Vreid – V
Here’s another great album from 2011 that I managed to miss on the first pass. Vreid emerged from the ashes of Windir after the unfortunate death of vocalist and multi-instrumentalist Valfar. “V” is Vreid's fifth album (ahh, sneaky, V is for Vreid AND five in Roman numerals). I’ve been passing familiar with Vreid since their formation in 2004 but it wasn’t until this album started making all the “best of” lists that I decided to really give them a closer listen.
From time to time I get nostalgic for the black metal of old - Dissection, Darkthrone, Emperor, Satyricon, Burzum, Mayhem and so on. Some of those bands are still around, and some are even still good, but the world has moved on and nothing ever stays the same. Black metal bands today certainly try to capture the spirit and rawness of the early days, but most who try for that cold, raw sound just end up with poor cavernous recordings that fail to capture what I love about that old music. The old Satyricon and Burzum albums in particular (and De Mysteriis Dom Sathanas) have this buzzsaw guitar sound and lo-fi production that just seems so impossible to recreate now. Vreid (if you include their time in Windir) began during that era and “V” exhibits what seems like the most natural evolution of that early sound.

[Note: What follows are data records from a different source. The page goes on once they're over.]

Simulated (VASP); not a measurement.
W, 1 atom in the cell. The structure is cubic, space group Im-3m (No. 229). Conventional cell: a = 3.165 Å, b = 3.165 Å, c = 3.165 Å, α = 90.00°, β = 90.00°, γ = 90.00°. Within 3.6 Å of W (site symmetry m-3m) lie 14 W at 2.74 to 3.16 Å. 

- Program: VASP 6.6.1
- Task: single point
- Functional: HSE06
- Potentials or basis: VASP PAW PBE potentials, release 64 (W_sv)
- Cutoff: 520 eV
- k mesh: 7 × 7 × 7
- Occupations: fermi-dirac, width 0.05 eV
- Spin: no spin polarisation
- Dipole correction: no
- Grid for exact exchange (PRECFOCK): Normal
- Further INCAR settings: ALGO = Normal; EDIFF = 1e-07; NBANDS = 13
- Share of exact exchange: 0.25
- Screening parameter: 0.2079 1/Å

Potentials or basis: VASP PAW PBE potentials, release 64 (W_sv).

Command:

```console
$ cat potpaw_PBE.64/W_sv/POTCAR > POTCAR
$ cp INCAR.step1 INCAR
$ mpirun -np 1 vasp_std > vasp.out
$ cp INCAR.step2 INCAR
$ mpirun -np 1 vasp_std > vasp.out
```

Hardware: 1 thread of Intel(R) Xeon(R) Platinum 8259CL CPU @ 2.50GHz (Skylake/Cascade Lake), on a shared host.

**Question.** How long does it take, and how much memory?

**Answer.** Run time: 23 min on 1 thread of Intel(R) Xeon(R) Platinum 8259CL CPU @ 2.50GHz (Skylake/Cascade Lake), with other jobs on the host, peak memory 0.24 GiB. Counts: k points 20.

Rather than going with the overly atmospheric sound that current black metal bands seem to think epitomizes the old school black metal sound, Vreid take the simple stripped down format of old black metal but record it clean and proper like it’s all grown up. The music still has the almost classical meets metal element about it, and the vocals are harsh and freezing. I don’t want to say the music sounds thin, that is only in comparison to the much more beefy death metal style, but like old school black metal it doesn’t rely on low end very much. A great production sound combined with the treble-heavy style makes the album sound old school and modern all at the same time. They do mix in some clean vocals with the harsh, but they seem wholly appropriate and are not of the symphonic Dimmu variety.
I hope the younger bands out there looking to make new black metal will give this album a listen and take note of how subtly awesome it is. I don’t expect this album will change things much in terms of black metal and bad production values, and that is too bad. If nothing else, I will at least look forward to another Vreid album in the next couple years. Until then, I highly recommend you give “V” a listen.